Big Data Integration and Analysis
While the term Big Data is mostly associated with the challenges and opportunities of today’s growth in data volume and velocity, it is also characterised by the increasing diversity of data. The spectrum of data sources ranges from sensor networks and protocol information from industrial machines to log and clickstreams from increasingly complex software architectures and applications. In addition, there is a steady increase in commercial or publicly available data, such as data from social networks like Twitter or Open Data. More and more companies are looking to leverage all these existing types of data in their analytics projects to gain additional insights or enable new features in their products.

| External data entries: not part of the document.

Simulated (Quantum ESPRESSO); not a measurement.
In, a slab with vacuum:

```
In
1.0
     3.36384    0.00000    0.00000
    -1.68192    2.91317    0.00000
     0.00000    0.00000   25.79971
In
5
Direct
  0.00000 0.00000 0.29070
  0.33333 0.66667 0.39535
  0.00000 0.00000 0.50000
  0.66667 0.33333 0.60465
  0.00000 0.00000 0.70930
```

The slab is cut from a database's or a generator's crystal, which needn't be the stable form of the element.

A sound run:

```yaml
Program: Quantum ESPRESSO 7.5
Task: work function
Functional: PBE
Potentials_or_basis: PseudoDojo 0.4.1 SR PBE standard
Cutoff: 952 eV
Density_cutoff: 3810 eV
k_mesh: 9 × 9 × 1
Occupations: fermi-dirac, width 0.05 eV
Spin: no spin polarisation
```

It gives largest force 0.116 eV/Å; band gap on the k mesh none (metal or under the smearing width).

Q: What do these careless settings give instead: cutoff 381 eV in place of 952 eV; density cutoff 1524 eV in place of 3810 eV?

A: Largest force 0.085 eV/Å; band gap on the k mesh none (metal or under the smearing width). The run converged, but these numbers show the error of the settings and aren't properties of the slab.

The need for a company-wide, integrated view of all relevant data has classically been met with the help of relational data warehouse infrastructures. However, due to the necessary schema definitions as well as the rigid and controlled Extract-Transform-Load (ETL) processes that require well-defined input and target schemas, these infrastructures are not flexible enough to accommodate situation-related data of the most diverse structure. Apart from the technical challenges, it is often not even desirable to integrate all the data that accumulates in a Big Data landscape, as its future use cases are mostly unknown. Due to this development towards agile and explorative data analysis, new principles of information management have emerged, such as data lake architectures, which aim to ingest data of any format in a simple way. Although this facilitates the data transfer enormously, it only postpones the integration effort to a later point in time and makes it part of the actual analysis process. At the same time, the data integration aspect is usually the most time-consuming and expensive step in many data analysis projects. According to current studies, information workers and data scientists spend 50-80% of their time searching for and integrating data before the actual analysis can begin. Since accurate data integration is referred to as an „AI-complete problem“, which generally requires validation by humans, automation of this task is not foreseeable.
For this reason, various new systems are being developed in ScaDS that rely on the analytical power of relational systems at their core, but extend them with additional capabilities to be able to use data from a wide variety of sources at query time:
1) DrillBeyond enables relationally structured data to be augmented with information from millions of web tables (Dresden Web Table Corpus).
2) FREDDY makes it possible to use unstructured data represented by word embeddings in the context of database systems, for example, to support comparisons and groupings of text values or queries based on the k-Nearest-Neighbor algorithm.
3) The DeExcelarator project deals with the extraction of relationally structured data from Excel spreadsheets. The particular difficulty here is that the structuring of the data varies greatly from user to user. Here, a number of machine learning approaches are necessary to automatically extract the correct information.